Wednesday, November 02, 2005

James Knox Polk, Unsexy Dead President


In 1844, the Democrats were split
The three nominees for the presidential candidate
Were Martin Van Buren, a former president and an abolitionist
James Buchanan, a moderate

Lewis Cass, a general and expansionist
From Nashville came a dark horse riding up
He was James K. Polk, Napoleon of the Stump

Austere, severe, he held few people dear
His oratory filled his foes with fear
The factions soon agreed
He's just the man we need
To bring about victory
Fulfill our manifest destiny
And annex the land the Mexicans command
And when the votes were cast the winner was
Mister James K. Polk, Napoleon of the Stump

In four short years he met his every goal
He seized the whole Southwest from Mexico
Made sure the tariffs fell
And made the English sell the Oregon territory
He built an independent treasury
Having done all this he sought no second term
But precious few have mourned the passing of
Mister James K. Polk, our eleventh president
Young Hickory, Napoleon of the Stump

-- They Might be Giants, "James K. Polk."

Not much you can add to this unlikely pop music assessment of the perennially obscure President Polk ("singing saw" interlude and all), except to say that the diminutive Andrew Jackson protégé, a former governor of Tennessee (1839-41) and speaker of the House (1835-39), is considered by historians in the know to have been one of the most effective presidents in U.S. history, as well as a ruthless bastard/control freak who pretty much single-handedly propelled the country into war with Mexico and increased U.S. possessions by more than 500,000 square miles. It appears that the exercise of his nerves of steel as president aged him dramatically and sapped him of his health, for within 4 months after leaving office by his own choice at the end of his single term, he was dead, probably of cholera after an exhausting Southern tour.
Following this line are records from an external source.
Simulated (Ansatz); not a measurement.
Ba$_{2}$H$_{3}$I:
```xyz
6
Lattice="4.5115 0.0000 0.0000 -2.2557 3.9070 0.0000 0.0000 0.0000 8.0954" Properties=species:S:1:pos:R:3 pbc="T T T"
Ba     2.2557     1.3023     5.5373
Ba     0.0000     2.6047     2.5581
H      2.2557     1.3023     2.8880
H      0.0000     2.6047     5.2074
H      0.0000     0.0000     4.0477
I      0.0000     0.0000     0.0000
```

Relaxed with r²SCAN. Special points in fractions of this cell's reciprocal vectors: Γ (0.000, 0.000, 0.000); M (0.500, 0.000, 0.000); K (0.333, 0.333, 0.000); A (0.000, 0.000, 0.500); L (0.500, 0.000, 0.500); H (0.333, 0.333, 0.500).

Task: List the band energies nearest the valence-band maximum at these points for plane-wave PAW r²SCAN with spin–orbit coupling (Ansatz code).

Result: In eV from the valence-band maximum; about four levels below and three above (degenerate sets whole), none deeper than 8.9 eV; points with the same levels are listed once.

His name continues to crop up among students of American government as a model of dry presidential competence, and occasionally a Democrat will invoke the Polk legacy, such as in the 1988 Democratic presidential primary debates, when not one but 2 of the candidates mentioned Polk when asked which president they most admired.

Actually, young pre-vice-presidential fellow Tennessean Al Gore misnamed him as "James K. Knox," leaving Bruce Babbitt the opportunity to show him up, College Quiz Bowl-style, bobbing head and all. It was, perhaps, a harbinger of things to come in the general election: the Democrats ultimately selected the superficially Polkean Mike Dukakis as their nominee, a Massachusetts politician as unlike Massachusetts' legendary charismatic favorite son, John Kennedy, as one could imagine, and whose inability to paddle jauntily through a sea of TV cameras doomed him to defeat.

Such homage to Polk is a bit puzzling, for there is little to be said for his vision of the U.S. and much to be said simply about his getting things done. It is like a neighbor might say: "I got up Saturday morning with a list of things to do, so I mowed the lawn and trimmed the hedges and cleaned the gutters out and annexed Alta California, and then I sat down in my hammock and enjoyed some lemonade." A sexy presidency it maketh not, and it is no coincidence that "one-term president" is a derisive epithet in these parts.

"[Polk] has no wit, no literature, no point of argument, no gracefulness of delivery, no elegance of language, no philosophy, no pathos, no felicitous impromptus; nothing that can constitute an orator, but confidence, fluency, and labor." -- John Quincy Adams, 1834.